Artwork: David Goldblatt, The sports field, Merweville (2009). Archival pigment ink on cotton rag. 120 x 130 cm. Courtesy of the artist and Goodman Gallery.
Artist David Goldblatt Title The sports field, Merweville Date 2009 Materials Archival pigment ink on cotton rag Dimensions 120 x 130 cm Edition Edition of 10 Credit Courtesy of the artist and Goodman Gallery

This photograph is included in Regarding Intersections, 2014.
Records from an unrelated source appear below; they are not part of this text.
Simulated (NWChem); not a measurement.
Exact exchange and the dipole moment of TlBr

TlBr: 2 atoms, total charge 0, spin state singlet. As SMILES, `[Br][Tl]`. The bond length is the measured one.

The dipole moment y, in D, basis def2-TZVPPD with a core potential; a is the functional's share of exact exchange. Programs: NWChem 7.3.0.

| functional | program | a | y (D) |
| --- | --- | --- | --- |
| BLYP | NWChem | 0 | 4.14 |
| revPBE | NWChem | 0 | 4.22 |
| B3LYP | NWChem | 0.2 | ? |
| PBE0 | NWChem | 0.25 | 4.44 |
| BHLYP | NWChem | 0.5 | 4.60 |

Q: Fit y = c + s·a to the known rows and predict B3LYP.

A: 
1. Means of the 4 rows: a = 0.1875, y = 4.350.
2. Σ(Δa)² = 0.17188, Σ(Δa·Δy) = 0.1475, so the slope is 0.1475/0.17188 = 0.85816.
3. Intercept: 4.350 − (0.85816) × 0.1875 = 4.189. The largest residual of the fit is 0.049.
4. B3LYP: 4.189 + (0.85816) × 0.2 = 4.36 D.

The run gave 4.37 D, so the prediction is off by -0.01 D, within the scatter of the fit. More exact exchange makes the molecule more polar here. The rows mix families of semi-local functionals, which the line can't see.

b.1930, Randfontein; d.2018, Johannesburg

“I was drawn,” the late photographer David Goldblatt wrote, “not to the events of the time but to the quiet and commonplace where nothing ‘happened’ and yet all was contained and immanent.” A preeminent chronicler of South African life under apartheid and after, Goldblatt bore witness to how this life is written on the land, in its structures or their absence. Unconcerned with documenting significant historic moments, his photographs stand outside the events of the time and yet are eloquent of them. Through Goldblatt’s lens, the prosaic reveals a telling poignancy. Even in those images that appear benign, much is latent in them – histories and politics, desires and dread. His photographs are quietly critical reflections on the values and conditions that have shaped the country; those structures both ideological and tangible. Among his most notable photobooks are On the Mines (1973), Some Afrikaners Photographed (1975), In Boksburg (1982), The Structure of Things Then (1998), and Particulars (2003).